Are You Stopping Your A/B Tests Too Early?
In A/B testing, your experiments need to run for the appropriate amount of time for you to get results that lead to actual business outcomes.
But what is an appropriate amount of time?
Like everything else in experimentation, it depends on your sample size, traffic volume, statistical significance, a proper representation of your customers and more.
In This Article, You Will Learn About:
- How long your A/B tests should run for
- How to calculate your A/B testing duration
- How to make each A/B test count
- Data variability in your experiments
Why test duration matters in A/B testing
Finding the appropriate A/B testing duration for your experiments is akin to Goldilocks finding the right porridge in the home of the three bears.
When your experiments run for a short time, you run the risk of getting false positive results. Because your A/B test runtime was too short, it never accounted for variability in seasons, business cycle, holidays, weekdays, and other factors that influence customer behavior.
When you declare a winner from an experiment with a short duration, you run the risk of implementing changes that have no effect on your site’s baseline conversions. Even worse, it could lower your website’s conversion rates and revenue.
On the other hand, running experiments for too long comes with its own set of challenges.
The longer your A/B testing duration, the higher the chances you will run into issues around cookie deletion. Cookies are often used to correctly bucket users into segments so that they continually see the same variation. Cookie deletion means you may show the control to a visitor who has already seen the new variation, polluting your test data and contributing to an overall poor user experience.
At the same time, browsers are phasing out web cookies and enabling automatic deletion after 7 days. With these changes, experimenters are no longer able to rely on cookies to properly bucket users.
To prevent issues with running your A/B tests too long and issues with cookies, you can move your experiments server-side. In Kameleoon, the server-side snippet lets you run experiments without any cookie noise. It helps you identify and remember returning visitors so you can bucket them correctly into experiments.
It also ensures that you get accurate data every single time. Moving experiments server-side gives you the freedom to run experiments that take longer. If you are not technical, you will require a developer to program server-side experiments.
Factors affecting A/B testing duration
If your A/B testing duration can’t be too long or too short, how long is your A/B test supposed to run?
Experts say the sweet spot is a minimum of 2 business cycles.
The duration of a business cycle depends entirely on your type of business. Knowing your sales cycle, conversion rates and traffic volume will help you calculate how long you should run your A/B tests to get valid results that lead to actual outcomes.
Shiva Manjunath, Experimentation Manager at Solo Brands, says:
Traffic Volume
When calculating how long to run an A/B test, the traffic volume of your website becomes important - especially on the page you plan to experiment on.

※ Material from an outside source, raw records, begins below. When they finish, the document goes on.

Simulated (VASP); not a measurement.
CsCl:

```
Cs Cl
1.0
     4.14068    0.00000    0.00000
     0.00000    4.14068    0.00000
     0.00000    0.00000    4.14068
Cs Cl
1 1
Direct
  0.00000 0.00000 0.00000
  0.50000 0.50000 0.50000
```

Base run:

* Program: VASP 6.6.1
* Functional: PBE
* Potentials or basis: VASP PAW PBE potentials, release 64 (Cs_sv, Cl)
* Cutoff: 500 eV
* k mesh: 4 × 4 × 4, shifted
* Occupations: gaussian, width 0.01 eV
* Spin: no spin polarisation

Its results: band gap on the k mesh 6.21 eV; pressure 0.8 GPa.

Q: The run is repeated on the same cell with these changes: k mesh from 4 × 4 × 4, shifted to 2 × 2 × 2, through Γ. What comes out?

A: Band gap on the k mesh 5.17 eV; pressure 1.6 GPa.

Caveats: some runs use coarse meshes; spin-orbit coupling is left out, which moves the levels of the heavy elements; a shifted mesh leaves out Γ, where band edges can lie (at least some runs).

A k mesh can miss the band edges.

The higher your traffic volume, the shorter the duration of your A/B tests. Because you have many visitors, you can bucket more people into your A/B test. This means not only will you reach statistical significance sooner, you will hit the minimum detectable effect (MDE) you calculated faster.
The opposite is true for low-traffic websites. When you do not have enough visitors, it will take longer to run and get results from your experiment.
Another crucial thing to understand about traffic volume is the amount of visitors the page you plan to test gets.
While your overall site traffic may be high, it starts to drop the deeper visitors navigate into your site. For example, your homepage will have a higher traffic volume than your checkout page.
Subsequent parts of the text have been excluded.